Wine and spirits tastings are once again alive at retail with customers embracing opportunities to socialize, swirl, sniff, taste, and buy in-person. “People are thrilled we are doing events again and we’ve gotten a lot of positive feedback,” says Peter Granoff, owner and partner of Ferry Plaza Wine Merchant & Wine Bar and Mission Bay Wine & Cheese in San Francisco, as well as Oxbow Cheese & Wine Merchant in Napa, California. “We resumed tastings at both Ferry Plaza and Mission Bay in May because we were free to do so, and there was a lot of pent-up demand. We have a full calendar for the rest of 2021.”
The Ferry Plaza location usually hosts Flight Night tastings from 4-7 p.m. on Wednesdays, and the Mission Bay store holds events on Thursdays. Owner and partner Debbie Zachareas, who also serves as wine buyer, organizes the tastings. “The events are a nice boost for the wine bar business on any given night,” Granoff says. “Depending on the wines, we typically offer a retail discount for anyone who orders the flight.”
On July 14, Vineyard Brands presented white Burgundy wines at Ferry Plaza in celebration of Bastille Day. Each flight of five 2-ounce pours cost $35, and offerings included the 2018 Thierry & Pascale Matrot Meursault ($37.50 a 375-ml.) and the 2018 Etienne Sauzet Montrachet Grand Cru ($136 a 750-ml.).
At Exit 9 Wine & Liquor Warehouse in Clifton, New York, there were 14 wine and spirits tastings this July and four educational in-store wine classes with wine director, Dave Madigan. “We very cautiously opened the tastings when restrictions were lifted with a Louis Jadot event on April 2,” says owner Mark O’Callaghan. “We would only have one tasting at a time in the store, but now we have up to 10 throughout our 28,000 square-foot-sales floor on busy days. They are usually hosted by the vendors.”

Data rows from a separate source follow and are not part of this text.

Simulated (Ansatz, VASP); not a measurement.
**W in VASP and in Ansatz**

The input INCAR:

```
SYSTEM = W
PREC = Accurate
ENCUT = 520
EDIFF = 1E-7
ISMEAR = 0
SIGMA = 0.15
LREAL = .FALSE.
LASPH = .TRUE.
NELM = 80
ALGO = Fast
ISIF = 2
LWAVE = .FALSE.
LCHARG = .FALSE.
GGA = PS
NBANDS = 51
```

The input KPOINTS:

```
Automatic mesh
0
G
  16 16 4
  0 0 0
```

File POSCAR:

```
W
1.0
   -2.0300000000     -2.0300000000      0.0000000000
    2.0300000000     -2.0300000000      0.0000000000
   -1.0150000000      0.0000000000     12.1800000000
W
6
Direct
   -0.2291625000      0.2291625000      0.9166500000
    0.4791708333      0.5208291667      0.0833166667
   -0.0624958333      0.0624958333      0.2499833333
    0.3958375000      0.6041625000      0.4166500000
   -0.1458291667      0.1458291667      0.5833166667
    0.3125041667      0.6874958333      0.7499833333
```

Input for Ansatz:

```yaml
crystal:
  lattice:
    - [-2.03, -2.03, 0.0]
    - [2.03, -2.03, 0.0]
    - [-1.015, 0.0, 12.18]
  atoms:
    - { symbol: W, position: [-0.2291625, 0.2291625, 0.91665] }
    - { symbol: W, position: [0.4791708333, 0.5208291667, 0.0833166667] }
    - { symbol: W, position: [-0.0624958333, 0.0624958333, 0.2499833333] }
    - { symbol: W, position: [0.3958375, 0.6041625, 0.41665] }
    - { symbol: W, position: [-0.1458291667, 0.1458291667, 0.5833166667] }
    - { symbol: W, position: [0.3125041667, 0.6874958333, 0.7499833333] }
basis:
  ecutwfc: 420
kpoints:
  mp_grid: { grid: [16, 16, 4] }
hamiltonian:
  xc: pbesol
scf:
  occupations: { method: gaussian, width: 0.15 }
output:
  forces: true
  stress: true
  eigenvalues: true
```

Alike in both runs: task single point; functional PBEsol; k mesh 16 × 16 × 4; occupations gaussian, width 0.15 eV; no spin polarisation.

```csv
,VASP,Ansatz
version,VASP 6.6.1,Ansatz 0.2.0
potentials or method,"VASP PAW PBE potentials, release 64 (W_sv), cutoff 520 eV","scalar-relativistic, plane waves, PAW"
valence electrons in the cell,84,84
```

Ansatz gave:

Callaghan notes that 70% of the tastings are for spirits and 30% are for wine. July events included Espolòn Tequila and the wine brands Bolla and J. Lohr, along with the spirits-based seltzers Jose Cuervo Playamar and High Noon Sun Sips. “It seems as if spirits companies have bigger budgets for tastings,” O’Callaghan says. “Around the holidays we will have more wine and Champagne tastings.”
O’Callaghan is waiting until fall to re-open Exit 9’s Cruvinet System, which features wine bottles on tap for sampling. “It’s a real sales driver,” he says. “We did a study a couple of years ago. The items we put onto the tasting bar increased 400% from when they were just on the shelf. Even when we took wines off the Cruvinet, their sales were still up 200% prior to putting them in the tasting area. When we looked at the numbers, we were shocked.”
At The Wine House in Los Angeles, live tastings appear to generate greater retail sales traction as compared to virtual classes. “Sales have definitely been lacking since all of our classes were in-house,” says owner Glen Knight. “After a class, people could simply go downstairs and buy what they liked.” He notes that many customers purchased wines from the store in advance so they would have them for the Zoom classes.
Knight is looking forward to resuming live tastings at The Wine House in September. “We can’t wait, and our consumers can’t wait either,” he says.